STAGE DIRECTIONS, by John Gielgud. Random House, 119 pp., $4.95

NO WRITER ATTRIBUTED

"It is no use my pretending to be an intellectual where the theatre is concerned," Sir John Gielgud writes in his introduction to Stage Directions. "I am, I hope, a professional." His book bears that claim out.

Where Gielgud's first book, Early Stages, Jeans toward autobiography and family history, this sequel is simply an objective appraisal of past performances and possible roles. He begins with a chapter on acting--"Art or Craft"--in which he discusses preparation, makeup, the question of "business," and The Method.

Reminisces on Roles

From there he moves to analyses and reminescences of famous and less famous roles in his experience. His quick studies of Hamlet, Richard II, Cassius, Leontes,. The School for Scandal, and Chekhov are both practical and perceptive, helpful cribs for students as well as for actors. Particularly useful for this Loeb Shakespeare Festival is Gielgud's discussion of Lear, including in an appendix Granville-Barker's notes on the play, from the Old Vic production of 1940.

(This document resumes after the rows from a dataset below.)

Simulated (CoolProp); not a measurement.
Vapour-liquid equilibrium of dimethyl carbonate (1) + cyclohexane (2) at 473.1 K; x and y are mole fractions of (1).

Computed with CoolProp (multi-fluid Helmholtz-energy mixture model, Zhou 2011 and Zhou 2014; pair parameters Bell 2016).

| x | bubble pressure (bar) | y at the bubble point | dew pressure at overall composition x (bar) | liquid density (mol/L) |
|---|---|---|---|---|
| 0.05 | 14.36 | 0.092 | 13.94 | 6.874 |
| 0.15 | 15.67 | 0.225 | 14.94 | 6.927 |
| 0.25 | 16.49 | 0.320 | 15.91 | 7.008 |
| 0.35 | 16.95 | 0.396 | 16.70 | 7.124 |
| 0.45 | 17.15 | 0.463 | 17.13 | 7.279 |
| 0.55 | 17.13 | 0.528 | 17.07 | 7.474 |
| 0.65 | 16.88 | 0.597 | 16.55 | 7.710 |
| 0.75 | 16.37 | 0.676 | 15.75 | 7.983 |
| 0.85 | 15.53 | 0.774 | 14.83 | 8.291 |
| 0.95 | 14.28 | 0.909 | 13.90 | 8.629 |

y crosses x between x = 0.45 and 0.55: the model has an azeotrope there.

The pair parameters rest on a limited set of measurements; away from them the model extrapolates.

The book closes with chapters on "Tradition, Style and the Theatre Today" and "Actors and Audiences" which deflate the theatre of the absurd and at the same time remind us that drama is a matter of living moments more than philosophy. "Nothing can compare with the magic of the real occasion," he concludes, "which is to me the true glory of the ephemeral art of the theatre--the living actor appearing before the living audience; the silence, the tension, the entrances and exits, the laughter and applause, the subtle changes between one night's performance and another's." Gielgud writes about what he knows well and sends us more clear-headed to the theatre.